Ever increasing demand for food, land and energy is destroying the planet’s fragile ecosystems
by TR Pakistan

WWF’s latest Living Planet Report (LPR), which is published every two years to assess the state of the planet’s wildlife, bears some grim warnings. According to the charity, population size of vertebrate species — including mammals, birds, fish, reptiles and amphibians — have shrunk at an average of 60 percent between 1970 and 2014. The report adds that loss in biodiversity at such a rate is only seen during mass extinctions. Vertebrate population losses in South and Central America are particularly high, with populations having declined by 89 percent since 1970.

The LPR goes on to say that only 25 percent of the world remains untouched by the impact of human activity, and warns that by 2050 this figure will have fallen to 10 percent.

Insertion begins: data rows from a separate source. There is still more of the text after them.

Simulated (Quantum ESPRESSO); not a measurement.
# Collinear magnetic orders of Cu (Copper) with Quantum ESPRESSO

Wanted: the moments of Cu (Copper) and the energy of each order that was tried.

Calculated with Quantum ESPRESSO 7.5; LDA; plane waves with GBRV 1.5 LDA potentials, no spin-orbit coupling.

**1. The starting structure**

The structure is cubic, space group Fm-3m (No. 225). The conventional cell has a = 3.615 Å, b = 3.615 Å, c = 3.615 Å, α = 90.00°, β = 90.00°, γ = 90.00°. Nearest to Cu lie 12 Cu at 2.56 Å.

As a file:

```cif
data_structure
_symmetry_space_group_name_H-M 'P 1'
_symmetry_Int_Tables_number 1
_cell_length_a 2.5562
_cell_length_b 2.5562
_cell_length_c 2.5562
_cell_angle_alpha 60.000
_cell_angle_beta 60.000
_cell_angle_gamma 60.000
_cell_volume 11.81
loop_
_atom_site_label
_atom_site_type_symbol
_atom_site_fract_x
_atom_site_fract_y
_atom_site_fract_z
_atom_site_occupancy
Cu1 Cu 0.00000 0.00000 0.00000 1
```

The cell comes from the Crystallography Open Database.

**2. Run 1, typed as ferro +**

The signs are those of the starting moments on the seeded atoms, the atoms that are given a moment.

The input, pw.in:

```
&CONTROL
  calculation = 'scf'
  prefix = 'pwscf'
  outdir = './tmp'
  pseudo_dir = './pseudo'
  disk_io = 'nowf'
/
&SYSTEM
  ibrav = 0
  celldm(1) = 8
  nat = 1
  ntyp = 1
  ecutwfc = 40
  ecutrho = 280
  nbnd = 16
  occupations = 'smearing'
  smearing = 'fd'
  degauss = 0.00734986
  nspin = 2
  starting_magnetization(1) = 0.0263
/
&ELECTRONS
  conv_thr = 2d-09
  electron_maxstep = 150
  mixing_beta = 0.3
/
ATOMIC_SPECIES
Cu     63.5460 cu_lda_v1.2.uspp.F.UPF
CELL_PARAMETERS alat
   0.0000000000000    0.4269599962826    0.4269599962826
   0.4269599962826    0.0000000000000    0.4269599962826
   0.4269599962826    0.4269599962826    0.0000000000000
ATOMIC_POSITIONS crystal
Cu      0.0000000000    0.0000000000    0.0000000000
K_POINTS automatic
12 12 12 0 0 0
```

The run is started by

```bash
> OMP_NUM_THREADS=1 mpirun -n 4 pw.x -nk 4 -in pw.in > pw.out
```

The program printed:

The report states that it is the ever increasing demand for energy, land and water that is driving these alarming changes.

Read more: Restoring extinct or endangered species’ populations could decelerate climate change

Deforestation also continues to be a problem. The report states that although forest loss has decelerated in some regions in recent decades, it has accelerated in certain tropical forests that have the highest biodiversity levels on Earth.

The LPR also notes that plastic pollution continues to be a major threat to marine life and that humanity’s plastic footprint continues to expand in the world’s oceans. It adds that plastic has been detected in the deepest parts of the ocean, including the Mariana Trench, which is 10,994 meters deep.

Source: WWF

Freshwater species are also at considerable risk, with populations of species occupying lakes, rivers and wetlands having declined by 83 percent since 1970.

In the report, the WWF has called for “a new global deal for for nature and people.”

Source: WWF

“The incalculable potential future value of benefits we might derive from further discoveries based on natural diversity will only be possible so long as ecosystems can continue to sustain the vast range of species that share the world with us. This includes the millions that have yet to be described, let alone studied”, states the LPR.